III-B Visual feature extractor

Given an image $V$ attached to a news text, we employ the pre-trained ResNeSt-50 [40]. On top of the last layer of ResNeSt-50, we add a fully connected layer to adjust the dimension of final visual feature representation to length 30, i.e., $R_{V}\in\mathbb{R}^{30}$ . During the joint training process with the textual feature extractor, the parameters of pre-trained ResNeSt-50 are kept static to avoid overfitting. The operation of the last layer in the visual feature extractor can be represented as:

R_{V}=\sigma(W_{vf}\cdot R_{V_{resnest}})

(2)

where $R_{V_{resnest}}$ is the visual feature representation obtained from pre-trained ResNeSt-50 and $W_{vf}$ is the weight matrix of the fully connected layer in the visual feature extractor.

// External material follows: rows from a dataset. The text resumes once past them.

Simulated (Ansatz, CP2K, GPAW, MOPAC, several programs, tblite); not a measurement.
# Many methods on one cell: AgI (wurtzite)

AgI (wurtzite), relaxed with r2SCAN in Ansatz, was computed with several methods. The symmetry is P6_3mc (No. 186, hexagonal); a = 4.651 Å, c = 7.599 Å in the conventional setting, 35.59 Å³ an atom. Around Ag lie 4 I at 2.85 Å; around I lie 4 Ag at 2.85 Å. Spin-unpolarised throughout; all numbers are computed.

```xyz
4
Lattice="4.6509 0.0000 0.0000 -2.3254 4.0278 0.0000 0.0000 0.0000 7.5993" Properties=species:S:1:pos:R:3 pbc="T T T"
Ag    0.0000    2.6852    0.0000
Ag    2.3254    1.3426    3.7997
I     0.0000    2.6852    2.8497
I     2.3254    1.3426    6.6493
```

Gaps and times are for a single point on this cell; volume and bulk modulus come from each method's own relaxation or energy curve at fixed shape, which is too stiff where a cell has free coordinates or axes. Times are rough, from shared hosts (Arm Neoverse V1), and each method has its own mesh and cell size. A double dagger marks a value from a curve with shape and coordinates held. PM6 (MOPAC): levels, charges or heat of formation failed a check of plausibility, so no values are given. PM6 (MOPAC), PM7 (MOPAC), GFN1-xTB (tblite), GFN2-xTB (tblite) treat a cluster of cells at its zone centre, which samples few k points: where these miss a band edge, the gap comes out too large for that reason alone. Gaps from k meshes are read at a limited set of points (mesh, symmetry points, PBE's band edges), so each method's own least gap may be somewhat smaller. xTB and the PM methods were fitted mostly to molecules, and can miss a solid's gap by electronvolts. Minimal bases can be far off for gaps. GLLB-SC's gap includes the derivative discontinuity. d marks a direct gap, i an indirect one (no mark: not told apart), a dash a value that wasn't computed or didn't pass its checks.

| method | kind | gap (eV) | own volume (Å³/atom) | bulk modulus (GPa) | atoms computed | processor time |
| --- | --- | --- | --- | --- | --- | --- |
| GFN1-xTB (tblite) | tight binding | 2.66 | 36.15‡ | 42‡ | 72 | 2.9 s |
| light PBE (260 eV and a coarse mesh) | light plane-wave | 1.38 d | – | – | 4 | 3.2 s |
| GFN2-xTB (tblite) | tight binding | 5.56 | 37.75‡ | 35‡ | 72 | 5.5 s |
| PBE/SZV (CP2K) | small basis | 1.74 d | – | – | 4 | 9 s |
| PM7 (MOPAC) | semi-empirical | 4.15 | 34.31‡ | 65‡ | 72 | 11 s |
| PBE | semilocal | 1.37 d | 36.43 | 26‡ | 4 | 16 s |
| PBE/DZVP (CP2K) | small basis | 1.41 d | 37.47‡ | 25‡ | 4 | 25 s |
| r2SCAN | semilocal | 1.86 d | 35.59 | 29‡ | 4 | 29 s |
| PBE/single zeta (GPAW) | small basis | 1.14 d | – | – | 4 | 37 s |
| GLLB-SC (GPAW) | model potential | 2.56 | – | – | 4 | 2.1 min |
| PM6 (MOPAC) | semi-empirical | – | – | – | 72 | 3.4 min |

III-C Emotion feature extractor

To comprehensively represent emotion, we employ publisher emotion extractor [41] to obtain a variety of features from news contents, including the emotion category, emotional lexicon, emotional intensity, sentiment score, and other auxiliary features. The corresponding feature representations are denoted by $R_{E}^{cate}$ , $R_{E}^{lex}$ , $R_{E}^{int}$ , $R_{E}^{senti}$ , and $R_{E}^{aux}$ , respectively. Among them, emotion category, emotional intensity, and sentiment score provide the overall information, while the other two provide word- and symbol-level information. We concatenate all five kinds of features as $R_{E}$ with final dimension of length 38, i.e.,

R_{E}=R_{E}^{cate}\oplus R_{E}^{lex}\oplus R_{E}^{int}\oplus R_{E}^{senti}\oplus R_{E}^{aux}

(3)

III-D Title-Text similarity extractor

In this part, we propose to apply the scaled dot-product attention mechanism on title features and textual features to capture how well the title and text are related to each other in the news. We utilize the attention mechanism for the title and textual features in two directions. Figure 4 shows the general design of our proposed attention mechanism.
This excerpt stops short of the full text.